By Jonathan Stempel
NEW YORK, June 9 (Reuters) - A U.S. judge on Tuesday granted preliminary approval to Visa's and Mastercard's revised $38 billion settlement with merchants who accused the card networks of charging too much to process payments on their credit cards.
U.S. District Judge Brian Cogan in Brooklyn, New York ruled nearly two years after a different judge rejected a proposed $30 billion settlement as too small.
The settlement announced last November was intended to end litigation that began
in 2005, when merchants accused Visa, Mastercard and banks of conspiring to violate U.S. antitrust laws, including through the collection of "swipe fees."
Some trade groups including the National Retail Federation, the Merchants Payments Coalition, and the National Association of Convenience Stores objected to the revised settlement as well.
They said it would leave merchants with the unwelcome choice of paying too much to accept the popular rewards cards that dominate the card market, or lose revenue by not accepting those cards.
Objectors included Walmart, which called the settlement a "gift" to Visa and Mastercard because it let them lock in anticompetitive conduct that has persisted for more than 30 years "without fear of being challenged by large national merchants."
Supporters included the Electronic Payments Coalition, whose members include the card networks and large issuers such as Bank of America, Capital One, Chase and Citibank.
Swipe fees, also known as interchange fees, totaled $118.8 billion for Visa and Mastercard in the United States in 2025, up from $111.2 billion in 2024 and $25.6 billion in 2009, the Merchants Payments Coalition said. The average fee was 2.36%.

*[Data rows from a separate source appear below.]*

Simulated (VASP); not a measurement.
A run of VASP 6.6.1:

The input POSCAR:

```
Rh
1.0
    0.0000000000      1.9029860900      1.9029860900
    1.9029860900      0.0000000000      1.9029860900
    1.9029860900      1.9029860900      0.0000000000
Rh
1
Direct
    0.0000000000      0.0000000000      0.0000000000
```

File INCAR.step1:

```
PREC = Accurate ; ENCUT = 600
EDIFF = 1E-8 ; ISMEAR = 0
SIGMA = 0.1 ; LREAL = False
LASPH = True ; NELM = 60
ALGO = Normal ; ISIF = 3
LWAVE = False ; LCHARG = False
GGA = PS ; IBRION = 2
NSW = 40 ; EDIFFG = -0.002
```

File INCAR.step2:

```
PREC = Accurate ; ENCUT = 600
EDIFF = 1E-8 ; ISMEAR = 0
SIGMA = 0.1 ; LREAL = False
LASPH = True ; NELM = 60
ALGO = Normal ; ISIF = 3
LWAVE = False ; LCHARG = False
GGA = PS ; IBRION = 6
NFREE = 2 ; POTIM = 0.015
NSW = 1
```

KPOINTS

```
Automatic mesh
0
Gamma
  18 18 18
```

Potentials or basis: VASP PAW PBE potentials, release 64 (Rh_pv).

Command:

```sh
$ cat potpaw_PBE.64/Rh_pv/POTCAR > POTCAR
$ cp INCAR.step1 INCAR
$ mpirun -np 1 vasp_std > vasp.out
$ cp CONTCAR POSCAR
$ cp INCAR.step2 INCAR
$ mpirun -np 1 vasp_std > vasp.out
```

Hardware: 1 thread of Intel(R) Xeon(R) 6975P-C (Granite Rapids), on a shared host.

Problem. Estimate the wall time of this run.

SETTLEMENT PROPOSES FIVE-YEAR FEE CUT
The latest settlement called for Visa and Mastercard to lower swipe fees by 0.1 percentage point for five years, while standard consumer rates would be lowered to no more than 1.25% for eight years.
Merchants would get more options to impose surcharges on customers and could choose whether to accept categories of cards. These categories included commercial cards, premium consumer cards - including many rewards cards - and standard consumer cards.
Supporters of the settlement said that provision would end the "Honor All Cards" rule, which required merchants to accept all Visa and Mastercard cards or none.
Two experts hired by the plaintiffs, Nobel Prize-winning economist Joseph Stiglitz and University of Washington professor Keith Leffler, said the changes could save merchants $38 billion by 2031 and provide $224 billion of benefits overall, including to consumers.
The $30 billion settlement would have lowered swipe fees by 0.07 percentage points over five years and also allowed more surcharges.
In rejecting that accord in June 2024, U.S. District Judge Margo Brodie said fees would have still been above where they were absent any antitrust violations.
She also said the earlier settlement improperly stuck merchants with the "Honor All Cards" rule.
Walmart and other objectors called the changes illusory because merchants would still have to "honor all issuers" in a given network - meaning, for example, they could not accept cards from one bank and reject cards from another.